Fishing for votes on the social net
Bangalore, Apr 27, 2013, DHNS : 2:59 IST
For the tech-savvy candidates, the social networking sites have turned perfect platforms to campaign and educate their potential voters.
Hooked on to Facebook, Twitter, Youtube and a whole range of such sites round the clock, the young voters might find such campaigns easy to digest, simple to take decisions. Yet, not every candidate is convinced by the power of this online media.
In these elections, Congress candidate Krishna Byre Gowda, and former chief minister H D Kumaraswamy are among those hyperactive on the net. Kumaraswamy has even set up an IT media cell to regularly monitor and update his day-to-day campaign.

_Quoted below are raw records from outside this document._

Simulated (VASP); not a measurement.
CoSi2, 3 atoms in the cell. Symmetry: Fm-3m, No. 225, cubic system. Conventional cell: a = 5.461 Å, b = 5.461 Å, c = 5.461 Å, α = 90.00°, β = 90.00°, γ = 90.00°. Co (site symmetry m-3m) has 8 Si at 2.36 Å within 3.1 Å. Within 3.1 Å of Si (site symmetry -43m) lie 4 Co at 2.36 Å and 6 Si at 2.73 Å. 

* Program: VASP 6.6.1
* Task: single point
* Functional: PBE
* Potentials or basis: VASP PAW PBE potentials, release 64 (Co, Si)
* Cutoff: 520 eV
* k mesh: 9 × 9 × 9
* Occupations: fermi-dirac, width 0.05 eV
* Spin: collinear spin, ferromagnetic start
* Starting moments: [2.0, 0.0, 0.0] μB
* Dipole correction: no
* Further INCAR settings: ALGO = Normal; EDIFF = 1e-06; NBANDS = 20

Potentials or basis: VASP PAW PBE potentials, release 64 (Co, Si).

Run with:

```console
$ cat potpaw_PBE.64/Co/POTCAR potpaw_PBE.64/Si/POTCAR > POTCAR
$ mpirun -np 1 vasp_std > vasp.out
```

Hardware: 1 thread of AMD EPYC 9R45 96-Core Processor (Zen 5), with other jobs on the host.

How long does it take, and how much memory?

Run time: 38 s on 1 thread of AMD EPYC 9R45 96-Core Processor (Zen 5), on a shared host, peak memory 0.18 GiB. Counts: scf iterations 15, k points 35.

Former chief minister B S Yeddyurappa too has logged on to Twitter and Facebook, creating pages dedicated to the election. Krishna Byre Gowda has a separate IT team working for him. A page called krishnabyregowda.in informs the voters about how different he is from the other candidates.
Law Minister Suresh Kumar, Basavangudi MLA Ravi Subramanya, Yelahanka MLA S R Vishwanath are all active. So is Sridhar Pabbisetty of Lokasatta party and Rakshith a student contesting from Rajaiinagar.
These campaigns have attracted the attention of potential voters such as Harman Sethi, an employee of Ernest and Young. Says he, “The pages are both professional and informative. But I am unsure how viable they are, since today, most of the educated population do not vote.”
IT professional Aditya had also seen such pages. “However, those pages did not grab my attention because I do not intend to vote in this election. Politics is not my cup of tea,” he says frankly. Ravindra Nayak, a retired bank employee, feels such social networking sites are used by politicians only to glorify themselves and nothing else.
Although Gopika Saraswati, an IT employee, is yet to come across such a site by accident, she would look for information on a candidate’s educaitonal qualifications and past experiences. “His prospects for the future will not affect me as they are mostly made up to convince the public to vote for them.”